Software Bill of Materials is Turning More Heads Towards Cybersecurity

Software Bill of Materials

Software Bill of MaterialsThe EO on Improving the Nation’s Cybersecurity calls out a software Bill of Materials, know why

A software Bill of Materials (SBOMs) is a list of all the open-source and third-party components present in a codebase. An SBOM also lists the licenses that govern those components, the versions of the components used in the codebase, and their patch status, which allows security teams to quickly identify any associated security or license risks.

The concept of a software Bill of Materials derives from manufacturing, where a Bill of Materials is an inventory detailing all the items included in a product. In the automotive industry, for example, manufacturers maintain a detailed Bill of Materials for each vehicle. This BOM lists the parts built by the original equipment manufacturer itself and the parts from third-party suppliers. When a defective part is discovered, the auto manufacturer knows precisely which vehicles are affected and can notify vehicle owners of the need for repair or replacement.

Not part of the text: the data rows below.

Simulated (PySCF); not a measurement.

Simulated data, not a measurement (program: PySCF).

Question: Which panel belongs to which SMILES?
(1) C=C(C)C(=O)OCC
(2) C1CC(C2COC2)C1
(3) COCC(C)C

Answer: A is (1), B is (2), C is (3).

Similarly, smart organizations that build software maintain an accurate, up-to-date software Bill of Materials that includes an inventory of third-party and open-source components to ensure their code is high-quality, compliant, and secure.


Turning Towards Cybersecurity

As software bills of materials gain traction in the federal government, state, local and tribal agencies are likely to also begin using them, an expert said.

The Executive Order on Improving the Nation’s Cybersecurity calls out SBOMs, explaining their usefulness for software developers and manufacturers, buyers, and operators. “An SBOM allows the builder to make sure those components are up to date and to respond quickly to new vulnerabilities,” the order states. “Buyers can use an SBOM to perform vulnerability or license analysis and those who operate software can use SBOMs to quickly and easily determine whether they are at potential risk of a newly discovered vulnerability.”

The biggest value comes when SBOMs are stored collectively in a repository that many applications and systems can query, the order adds.

Currently, organizations looking to find and manage vulnerabilities check the National Vulnerability Database for Common Vulnerabilities and Exposures, but without an SBOM, they have no way to identify the components of a software package. SBOMs would provide a way to track software dependencies across supply chains, manage vulnerabilities and anticipate emerging risks.


Why do Organizations Need a Software Bill of Materials?

In 2021 there were several high-profile security breaches, including Codecov, Kaseya, and most recently Apache Log4j. These types of supply chain attacks prompted President Biden to issue a cybersecurity executive order (EO) detailing guidelines for how federal departments, agencies, and contractors doing business with the government must secure their software. Among the recommendations was a requirement for SBOMs, to ensure the safety and integrity of software applications used by the federal government.

Although the EO is directed toward organizations doing business with the government, these guidelines, including SBOMs, are likely to become a de facto baseline for how all organizations build, test, secure, and operate their software applications.

Any organization that builds software needs to maintain an SBOM for their codebases. Organizations typically use a mix of custom-built code, commercial off-the-shelf code, and open source components to create software. As one principal architect of a leading software supply chain provider noted, “We have over a hundred products, with each of those products having hundreds to thousands of different third-party and open source components.” A software Bill of Materials allows organizations to track all the components in their codebases.